In the early 19th century, the Madeira Islands were briefly occupied by the British Empire, as a result of the Napoleonic Wars. Then, in 1916, the islands began experiencing the effect of World War I, as German ships pulled into Funchal harbour and torpedoed 3 ships. The following year, German ships bombarded Funchal once again. As a result of the democratic revolution of 1974, Madeira received autonomy, and these days the islands are a popular year-round resort and cruise ship port, famed worldwide for Madeira wine, embroidery artisans, with near perfect weather conditions.
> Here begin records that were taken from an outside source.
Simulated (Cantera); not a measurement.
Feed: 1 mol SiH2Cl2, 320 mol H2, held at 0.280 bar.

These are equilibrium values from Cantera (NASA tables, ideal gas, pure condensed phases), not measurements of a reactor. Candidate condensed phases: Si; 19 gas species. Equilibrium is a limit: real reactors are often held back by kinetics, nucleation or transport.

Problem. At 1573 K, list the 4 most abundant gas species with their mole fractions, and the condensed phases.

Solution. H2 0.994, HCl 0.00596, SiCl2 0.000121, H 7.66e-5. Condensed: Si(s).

Madeira has a population of 300,000, Funchal, the capital city, has a population of about 100,000 inhabitants. From its natural harbour, Funchal literally covers the slopes of an ancient volcano, with many of its narrow streets reminiscent of those in Venice, Italy. This beautiful picturesque island has a dark connection to child trafficking and prostitution. Although historically slaves were brought onto the island to work the fields, now with the growing commercial factor, child prostitution has developed to become part of the economy for the poor. Not only adults are selling sexual services to locals and tourists but also children are being used within the sex industry and play a major part in child trafficking and sexual exploitation. With many turning a blind eye in the early 1980’s when the paedophile circles started to travel to the island not for lace or wine but for the children, this small island soon became known as a haven for paedophiles.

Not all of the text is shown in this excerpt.